Three stores and almost two hours later we returned home. The dog had quieted down, but started whimpering again as soon as she heard our car doors. She really is not getting used to staying alone :(
We carried several bags of groceries home, put the stuff away and I opened my can of gin long drink. Dog's hair, my husband called it. Recovery drink. I finally started to feel ok after having a few sips of that, and a couple slices of salami and mortadella. The dog got a few snack bites too. I tried to fix her snack bone too, bent over to pick up something from the patio and snapped up cursing enough to make a drunken sailor blush.

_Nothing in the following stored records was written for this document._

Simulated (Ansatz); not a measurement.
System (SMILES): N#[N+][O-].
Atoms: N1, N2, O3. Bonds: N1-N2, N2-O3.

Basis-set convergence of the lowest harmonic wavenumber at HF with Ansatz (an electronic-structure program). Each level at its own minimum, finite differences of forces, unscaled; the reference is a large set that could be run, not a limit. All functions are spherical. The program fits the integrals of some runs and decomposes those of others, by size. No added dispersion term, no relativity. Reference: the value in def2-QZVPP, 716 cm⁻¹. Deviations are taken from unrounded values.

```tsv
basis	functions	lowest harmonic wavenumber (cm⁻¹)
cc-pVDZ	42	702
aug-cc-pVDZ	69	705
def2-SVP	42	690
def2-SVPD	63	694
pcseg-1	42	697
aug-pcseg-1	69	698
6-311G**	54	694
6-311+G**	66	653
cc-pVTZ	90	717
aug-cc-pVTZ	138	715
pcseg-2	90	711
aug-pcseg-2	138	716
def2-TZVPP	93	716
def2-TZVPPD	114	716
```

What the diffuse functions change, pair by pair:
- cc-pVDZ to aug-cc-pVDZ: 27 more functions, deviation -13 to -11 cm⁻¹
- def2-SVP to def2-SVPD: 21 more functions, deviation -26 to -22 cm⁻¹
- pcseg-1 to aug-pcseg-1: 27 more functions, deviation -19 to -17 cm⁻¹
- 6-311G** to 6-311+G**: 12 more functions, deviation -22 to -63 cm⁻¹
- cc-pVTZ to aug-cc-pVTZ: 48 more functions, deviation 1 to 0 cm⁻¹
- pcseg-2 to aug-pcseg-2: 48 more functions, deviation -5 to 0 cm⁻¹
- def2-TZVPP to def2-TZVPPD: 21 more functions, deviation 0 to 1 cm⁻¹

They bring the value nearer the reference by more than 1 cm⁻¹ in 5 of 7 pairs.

I had got a splinter right underneath of my fingernail! It was sticking out a bit, so I imagined it would be easy to just pull it out with tweezers. Husband (“the most accident prone person I have ever known is my own honey”) went for the tweezers and came outside to try to pull the splinter out. He sort of succeeded too. He got part of it out, but damned if our patio is not half rotten or something; half of the splinter stayed underneath of my nail.
“This requires some needle work”, I told husband and he went to get a needle. I poked around with it myself, trying to dig the splinter out. With little success. So I cut the nail as short as I could and poked some more. Finally I had had enough. “I'll just get a knife and cut my finger with it to get that stick!” Husband brought me sharp little kitchen knife. I didn't have to even cut my finger too much, and the splinter came out.
“You know, this wasn't the first time I did that. Back when I was a kid I always carried my knife at the summer place, as I roamed around carving stuff. Of course I would also get splinters and then I'd just dig them out with the knife for that was my only option. I may be accident prone but at least I deal with the stuff without panicking and screaming and all that girly shit.”
Splinter issue solved we started to fix dinner. I cleaned out 22 minnows and husband then grilled them. I'm used to dealing with fish even if I'm not really interested in fishing. Back at that same summer place my dad used to catch like tons of minnows with nets and nobody even asked if I wanted to participate in the cleaning of them. Everybody did.
After our excellent dinner of crispy grilled minnows and sweet onions and tomato and mozzarella salad we went for a longish walk with the dog. She was running free in the fields, but obviously a bit tired already. We walked to say hi to some horses at Haltiala farm and then back home. It was a lovely mellow warm evening, and the world seemed just about perfect, all my worries miles away.